On 08/22/2014 03:13 AM, Nico Kadel-Garcia wrote:
Besides the potential corrupt snapshot problem, there's the inevitable discrepancies between the mirrors and git.centos.org itself. Content is likely to differ in small ways among the mirrors, due to the rsync based snapshot being in the past. I assume that some of the individual repos are changing during the overall rsumc update period, unless they're all done in parallel, which would be *really* nasty.
it does not matter... the content on the binary cache is hash'd, have you looked at how things are setup ?
Unless.... Is there a top level directory to use for an rsync mirror? That's going to be a pretty bulky rsync operation, with over 6000 subdirectories and the amount of churn in any of the modified git repos.

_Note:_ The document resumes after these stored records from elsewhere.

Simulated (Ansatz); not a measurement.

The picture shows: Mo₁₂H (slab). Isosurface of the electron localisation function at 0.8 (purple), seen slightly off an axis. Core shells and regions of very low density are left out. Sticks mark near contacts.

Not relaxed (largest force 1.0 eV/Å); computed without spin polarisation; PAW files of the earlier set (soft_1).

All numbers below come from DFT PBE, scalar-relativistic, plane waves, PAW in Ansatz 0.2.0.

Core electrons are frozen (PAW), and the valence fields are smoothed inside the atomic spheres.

I dont understand that statement, are you questioning rsync's ability to handle 6k dirs ?
Anyway, verification of the consistency of all the mirrored repositories becomes awkward. There's also the lack of site
to be clear, I dont think the aim here is to setup content mirrors for general consumption, the aim is to have a rsync target that lets people run their own mirrors. And we dont need any real sync between git and binary sources - since they are tracked in git as hash'd objects. Something missing will get flagged up right away ( or corrupt )
I realise we have an issue where some of the hash's are sha1's and others are sha256's and the checking code, client side, needs to check lenght and use the right algo - but thats something which should get fixed as we all end up using the same tools and convention.
verification in the unencrypted and unsigned rsync protocol, which I'd not even thought about for git.centos.org. That puts it right into the "people cloning from each other's unsecured repos locally" world, in this case cloning from the rsync mirrors. And it directly brings up the "verify the provenance of local repos" problem that was discounted by some when I brought up the problem earlier.
Several folks did bring up the point of "git.centos.org has an SSL key, what's not secure about it?" If we're using rsync mirrors, we're relying on someone else's mirror site to be secure, as well. And we're probably relying on unencrypted rsync to git.centos.org, itself, to support those mirrors. And we're once again open to someone polluting the data stream with a fake repo.
right, so the confusion comes from other-mirrors, thats certainly not the aim here. its all for local consumption. And I dont know what is involved in getting rsync around a ssl wrapper. But the fact that metadata in the git repos' has the corrosponding hash's should be good enough for validating per file. Doing this for the entire tree, every possible piece would be quite hard, admittedly.